In a new study, researchers detailed the chemical effects of seawater on the minerals and microscale structures inside ancient Roman concrete.

The analysis of geologists at the University of Utah showed seawater encourages the growth of interlocking minerals that bolster cement's cohesive bonds. The phenomenon explains why 2,000-year-old Roman piers and breakwaters are not only still standing, but stronger today than they were 1,000 years ago.

The Romans made concrete by mixing a mortar of volcanic ash, lime and seawater. They added chunks of volcanic rock to the mortar to strengthen and complete their cement mix. The aggregate cement was used in a variety of buildings, as well as marine infrastructure, including sea walls that protected harbors and the boats they sheltered from rough seas.

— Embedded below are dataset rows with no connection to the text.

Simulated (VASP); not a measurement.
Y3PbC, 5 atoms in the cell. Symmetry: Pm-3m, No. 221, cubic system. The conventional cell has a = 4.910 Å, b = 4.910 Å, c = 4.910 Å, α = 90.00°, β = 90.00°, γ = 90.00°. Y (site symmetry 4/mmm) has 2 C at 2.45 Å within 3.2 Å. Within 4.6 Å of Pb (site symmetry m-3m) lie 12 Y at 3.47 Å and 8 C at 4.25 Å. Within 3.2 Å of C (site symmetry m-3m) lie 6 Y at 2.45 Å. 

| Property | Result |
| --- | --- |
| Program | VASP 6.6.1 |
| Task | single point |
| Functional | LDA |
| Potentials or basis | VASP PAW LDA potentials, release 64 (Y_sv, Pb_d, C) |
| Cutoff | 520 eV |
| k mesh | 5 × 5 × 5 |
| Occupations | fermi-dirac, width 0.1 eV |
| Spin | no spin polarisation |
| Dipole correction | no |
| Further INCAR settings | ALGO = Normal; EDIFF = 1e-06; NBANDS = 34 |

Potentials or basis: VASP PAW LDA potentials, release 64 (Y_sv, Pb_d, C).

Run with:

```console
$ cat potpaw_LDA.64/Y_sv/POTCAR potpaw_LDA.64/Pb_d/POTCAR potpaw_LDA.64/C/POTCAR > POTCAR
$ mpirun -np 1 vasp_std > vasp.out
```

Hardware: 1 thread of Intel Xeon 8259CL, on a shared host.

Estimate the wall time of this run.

Portland cement, the variety used most frequently today, isn't all that different from Roman concrete. Both are a combination of mortar and aggregate. But, unlike Roman cement, Portland cement specifically features sand and gravel that won't be reactive with the mortar. Portland cement features inert aggregate -- when aggregate reacts with mortar, disruptive gels can form.

"This alkali-silica reaction occurs throughout the world and it's one of the main causes of destruction of Portland cement concrete structures," University of Utah geologist Marie Jackson said in a news release.

But not all reactive byproducts are destructive. Jackson's research suggests Roman concrete features a variety of reactive mineral compounds that strengthen the microstructures inside cement.

In the latest study, Jackson and her colleagues, including scientists at the Lawrence Berkeley National Laboratory, used advanced imaging technologies called microdiffraction and microfluorescence to observe the effects of seawater on important interlocking minerals in Roman cement.

Their observations suggest volcanic ash is dissolved by seawater filtering through the cement, creating space for new minerals to grow. Scientists determined the minerals are formed from highly alkaline leached fluids. The most common interlocking minerals are Al-tobermorite and phillipsite, both which form platy shapes that reinforce the cement's structural matrices.

The research, detailed in the journal American Mineralogist, proves Roman cement does corrode, but to its benefit -- addition by subtraction.

"We're looking at a system that's contrary to everything one would not want in cement-based concrete," Jackson said. "We're looking at a system that thrives in open chemical exchange with seawater."

Jackson and her colleagues are currently working to create a modern version of the recipe for ancient Roman cement. Volcanic ash and rocks used by the Romans naturally formed cement called tuff, but these rocks aren't readily available in most parts of world.

"Romans were fortunate in the type of rock they had to work with," she says. "They observed that volcanic ash grew cements to produce the tuff. We don't have those rocks in a lot of the world, so there would have to be substitutions made."